Make no mistake, the boardroom is a battlefield where wars are won or lost. And often, it's not what you say but the way you say it that counts. In the second article of our three part series, Joy Aimée discusses the body language of the corporate jungle and shows you how to be King (or Queen) of yours.

It is a war and you have to win. You are in the last round of negotiations with that prospective client and your hard work is about to be rewarded. At every face-to-face meeting you have remembered to use open body language and once you even tried some mirroring, with some success. Finally, you are a heartbeat away from him signing on the dotted line.

Just when you think you have it in the bag, he sends you an email detailing 'some concerns.' The 'concerns' are actually a dozen tough questions about your business systems and staff ratios that you thought you had already covered. Why is he bringing this up again? And why now? How can you convince him once and for all that your company can handle his work?

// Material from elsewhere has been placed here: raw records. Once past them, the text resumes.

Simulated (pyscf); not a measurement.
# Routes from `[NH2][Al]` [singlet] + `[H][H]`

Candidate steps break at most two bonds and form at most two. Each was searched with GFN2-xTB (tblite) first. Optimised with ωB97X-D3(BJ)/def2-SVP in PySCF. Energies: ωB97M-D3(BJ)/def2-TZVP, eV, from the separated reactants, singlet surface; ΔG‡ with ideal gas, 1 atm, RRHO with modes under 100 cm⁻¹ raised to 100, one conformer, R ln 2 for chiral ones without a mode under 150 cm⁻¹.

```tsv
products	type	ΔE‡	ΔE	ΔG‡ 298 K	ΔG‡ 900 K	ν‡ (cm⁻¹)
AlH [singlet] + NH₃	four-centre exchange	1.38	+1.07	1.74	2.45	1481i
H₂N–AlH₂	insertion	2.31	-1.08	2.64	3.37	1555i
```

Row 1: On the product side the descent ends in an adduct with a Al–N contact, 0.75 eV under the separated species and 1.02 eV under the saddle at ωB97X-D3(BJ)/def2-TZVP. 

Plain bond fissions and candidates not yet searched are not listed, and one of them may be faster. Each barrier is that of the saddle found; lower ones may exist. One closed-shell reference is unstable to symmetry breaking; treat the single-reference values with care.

This potential account represents your business's entrée into the big time. Not only is it worth a lot of money, this very prestigious client can also bring other work your way. You want it so much you can taste it. And therein lies the problem.

Desire, Not Need.
Chances are, if you can taste blood so can he. And he won't like the idea of becoming your prey. There is a fine line to be walked here. Of course you must want to do the deal. If you don't, your client will pick up your ambivalence. However, you must desire it rather than need it. Desire is positive, neediness is negative. Desire it, be hungry for it, do everything you need to get it and walk into that boardroom knowing you are in a very strong position to crunch the deal. That confident mindset is absolutely crucial for your body language. If you want to act like a winner you have to think like one.

Strategic Planning
But right now his email has rattled you. That's because it was meant to. Here is a man who understands the Rules of the Jungle as they apply to negotiation. In sending that email he has done two things:

1. Reasserted his power.
2. Put you in defensive mode.

It is up to you to redress the power imbalance. Before you make ANY response you must take time to think through your own strategy. When you are completely comfortable with the next step, then you can reply. Never make contact while you are still feeling defensive. If you do, the client will always have the upper hand in your relationship and will not respect you very much as a result.

Win-win
What you want to create here is a win-win. You want to do the deal. He wants to do the deal too but he needs to feel comfortable with you. That's why he is testing you one more time. Just to make absolutely sure he is doing the right thing. That email is a challenge and you must meet it by showing you do not buckle under pressure.

Set the Stage
When you are ready, arrange a meeting. Tell the client that his concerns will be fully addressed when you get together. Make sure the meeting is at your office. Use the fact that he can check out your operation if he comes to you to ensure his agreement over venue.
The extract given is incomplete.